The salad was crisp and the fruit was actually fresh.
Crew stayed visible throughout service, offering wine, water, tea and coffee with meals.
The whole thing wrapped up by 1 hour 45 minutes after takeoff – efficient without feeling rushed.
Taipei to Frankfurt
The overnight A350 flight was lightly loaded, so I got a whole row to spread out. Service started soon after takeoff with water and juices.
The menu was displayed on the cart – simple but showed they were organised.
I picked chicken again, served with salad, cut fruit, and sweet biscuits.
Wine, tea, and coffee came with meals.
Meal service finished within 90 minutes, then the lights went down for sleep time.
They had snacks available in the galley during the flight – just crackers and nuts, nothing fancy, but better than nothing on a 13-hour flight.

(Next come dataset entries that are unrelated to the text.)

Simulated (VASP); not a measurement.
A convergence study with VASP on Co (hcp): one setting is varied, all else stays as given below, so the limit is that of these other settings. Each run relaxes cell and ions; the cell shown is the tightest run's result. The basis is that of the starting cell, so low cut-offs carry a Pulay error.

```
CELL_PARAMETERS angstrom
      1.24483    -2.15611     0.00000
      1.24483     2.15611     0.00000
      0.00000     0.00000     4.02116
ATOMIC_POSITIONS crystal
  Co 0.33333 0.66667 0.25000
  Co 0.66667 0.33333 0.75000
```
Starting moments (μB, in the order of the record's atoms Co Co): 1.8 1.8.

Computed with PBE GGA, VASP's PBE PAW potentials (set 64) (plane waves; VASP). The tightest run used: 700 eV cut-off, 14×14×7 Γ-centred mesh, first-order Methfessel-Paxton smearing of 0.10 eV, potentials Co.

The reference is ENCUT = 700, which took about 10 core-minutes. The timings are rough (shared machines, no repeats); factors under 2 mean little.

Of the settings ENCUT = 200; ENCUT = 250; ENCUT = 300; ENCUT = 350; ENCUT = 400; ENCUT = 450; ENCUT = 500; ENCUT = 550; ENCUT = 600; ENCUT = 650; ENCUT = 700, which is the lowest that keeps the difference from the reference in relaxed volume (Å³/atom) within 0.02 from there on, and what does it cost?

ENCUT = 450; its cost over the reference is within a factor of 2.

Breakfast service started 3 hours before landing with two options: Western frittata or Asian chicken fried rice.
The fried rice was exceptionally good – not greasy, unlike airline rice dishes usually are, and served with yogurt and fresh fruit.
Conclusion
For what you pay on China Airlines, the meal service over-delivers.
The long-haul service was consistent with the short flight – generous portions, great presentation, and crew who seemed to care about more than just getting through the service checklist.
Worth booking? The meal portions are generous, crew service is reliable, and they haven’t joined the race to the bottom that most airlines seem obsessed with. Just don’t expect gourmet – it’s solid, honest airline food done properly.